Willy Wonka And The Chocolate Factory Groomed Generations To Love Horror

Willy Wonka

Willy Wonka and the Chocolate Factory has a lot of the classic elements of a horror movie. Inside Wonka's factory, the children are picked off one by one, similar to a slasher movie like Halloween or A Nightmare on Elm Street. Wonka has seemingly designed different rooms to tempt the weakness of each particular child that he has invited into his haunted torture factory. In one, a greedy girl who refuses to do what she's told is pushed into a garbage chute that leads to an incinerator. In another, a boy nearly drowns in a river of molten chocolate. Willy Wonka himself, a sinister man in a top hat, watches on with a creepy gleam in his eye and a smile. He already knows that most of the children are doomed, just as Jigsaw knows the majority of his victims will fail his tests in the Saw movies.

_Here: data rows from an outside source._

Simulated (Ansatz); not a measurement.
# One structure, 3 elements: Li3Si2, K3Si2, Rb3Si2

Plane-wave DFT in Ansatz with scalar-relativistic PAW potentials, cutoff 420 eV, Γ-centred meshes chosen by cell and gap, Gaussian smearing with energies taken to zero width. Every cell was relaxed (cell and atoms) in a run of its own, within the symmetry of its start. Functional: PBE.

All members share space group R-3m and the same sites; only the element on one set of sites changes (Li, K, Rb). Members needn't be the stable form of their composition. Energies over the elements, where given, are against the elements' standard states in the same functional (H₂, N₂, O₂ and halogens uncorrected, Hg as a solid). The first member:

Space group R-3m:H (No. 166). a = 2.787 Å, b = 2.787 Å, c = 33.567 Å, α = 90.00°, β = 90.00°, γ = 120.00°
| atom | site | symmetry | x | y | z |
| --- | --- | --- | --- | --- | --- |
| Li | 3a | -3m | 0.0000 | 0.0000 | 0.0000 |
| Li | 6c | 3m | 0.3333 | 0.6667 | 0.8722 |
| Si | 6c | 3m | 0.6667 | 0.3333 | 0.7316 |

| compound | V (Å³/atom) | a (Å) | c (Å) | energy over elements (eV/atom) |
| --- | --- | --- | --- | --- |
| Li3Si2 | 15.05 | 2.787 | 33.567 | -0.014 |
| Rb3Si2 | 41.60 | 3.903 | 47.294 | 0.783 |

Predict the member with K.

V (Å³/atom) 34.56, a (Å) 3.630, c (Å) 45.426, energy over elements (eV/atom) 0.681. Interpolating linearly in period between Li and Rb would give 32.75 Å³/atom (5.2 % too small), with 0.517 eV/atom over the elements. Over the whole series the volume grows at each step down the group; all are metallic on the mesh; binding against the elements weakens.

In other words, Willy Wonka and the Chocolate Factory is a horror movie for kids. When you strip away the candy and the seemingly cheerful singing, you're left with a wealthy industrialist torturing children in elaborate and violent ways to send a message to the world about greed. Several generations now, whether they knew it or not, have grown up with this children's classic, unknowingly being groomed to love horror movies. In many ways, Willy Wonka and the Chocolate Factory is the perfect gateway horror movie for kids.